Troubleshooting

As you wire up data ingestion in Materialize, you might run into some snags or unexpected scenarios. This guide collects common questions around data ingestion to help you troubleshoot your sources. If you’re looking for troubleshooting guidance for slow or unresponsive queries, check out the Transform data troubleshooting guide instead.

💡 Tip: For help getting started with your own data, you can schedule a free guided trial.

Why isn’t my source ingesting data?

First, check the status of your source in the Materialize console by navigating to https://console.materialize.com/, clicking the Sources tab in the navigation bar, and clicking the affected source.

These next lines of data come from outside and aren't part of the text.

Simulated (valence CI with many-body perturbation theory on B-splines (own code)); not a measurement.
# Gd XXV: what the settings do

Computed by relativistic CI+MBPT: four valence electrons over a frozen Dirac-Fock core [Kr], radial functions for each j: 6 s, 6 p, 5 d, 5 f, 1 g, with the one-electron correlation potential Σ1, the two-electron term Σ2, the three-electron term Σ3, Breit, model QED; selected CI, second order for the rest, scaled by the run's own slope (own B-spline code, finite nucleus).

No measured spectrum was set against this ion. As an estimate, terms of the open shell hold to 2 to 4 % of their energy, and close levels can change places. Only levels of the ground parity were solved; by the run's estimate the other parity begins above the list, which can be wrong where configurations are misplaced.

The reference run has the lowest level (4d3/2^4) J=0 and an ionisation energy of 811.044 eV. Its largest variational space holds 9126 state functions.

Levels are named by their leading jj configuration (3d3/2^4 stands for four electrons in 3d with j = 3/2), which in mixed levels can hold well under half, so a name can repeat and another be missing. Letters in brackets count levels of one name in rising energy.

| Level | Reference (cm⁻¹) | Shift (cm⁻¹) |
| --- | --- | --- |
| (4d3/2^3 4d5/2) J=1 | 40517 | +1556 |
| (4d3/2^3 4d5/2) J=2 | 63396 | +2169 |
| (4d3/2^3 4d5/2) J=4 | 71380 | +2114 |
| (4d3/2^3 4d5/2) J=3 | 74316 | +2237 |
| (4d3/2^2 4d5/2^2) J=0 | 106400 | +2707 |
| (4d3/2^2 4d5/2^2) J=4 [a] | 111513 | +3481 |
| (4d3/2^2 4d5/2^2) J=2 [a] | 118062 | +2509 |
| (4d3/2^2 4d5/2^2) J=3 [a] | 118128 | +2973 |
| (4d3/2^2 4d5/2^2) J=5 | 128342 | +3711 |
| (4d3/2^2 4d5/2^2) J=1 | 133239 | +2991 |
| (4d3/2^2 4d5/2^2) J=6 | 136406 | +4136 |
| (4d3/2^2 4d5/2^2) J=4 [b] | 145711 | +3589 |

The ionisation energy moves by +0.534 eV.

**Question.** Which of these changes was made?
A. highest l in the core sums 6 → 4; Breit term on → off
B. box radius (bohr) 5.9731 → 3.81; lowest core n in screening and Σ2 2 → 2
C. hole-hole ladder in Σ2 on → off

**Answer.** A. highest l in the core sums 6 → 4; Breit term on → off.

Alternatively, you can get this information from the system catalog by querying the mz_source_statuses table:

SELECT * FROM mz_internal.mz_source_statuses
WHERE name = <SOURCE_NAME>;

Status	Description/recommendation
`paused`	Source is running on a cluster with 0 replicas. To resolve this, increase the replication factor of the cluster.
`stalled`	You likely have a configuration issue. The returned `error` field will provide more details.
`failed`	You likely have a configuration issue. The returned `error` field will provide more details.
`starting`	If this status persists for more than a few minutes, reach out to our team for support.
`running`	If your source is in a `running` state but you are not receiving data when you query the source, the source may still be ingesting its initial snapshot. See Has my source ingested its initial snapshot?.

Has my source ingested its initial snapshot?

While a source is snapshotting, the source (and the associated subsources) cannot serve queries. That is, queries issued to the snapshotting source (and its subsources) will return after the snapshotting completes (unless the user breaks out of the query).

Snapshotting can take anywhere from a few minutes to several hours, depending on the size of your dataset, the upstream database, the number of tables (more tables can be parallelized in Postgres), and the size of your ingestion cluster.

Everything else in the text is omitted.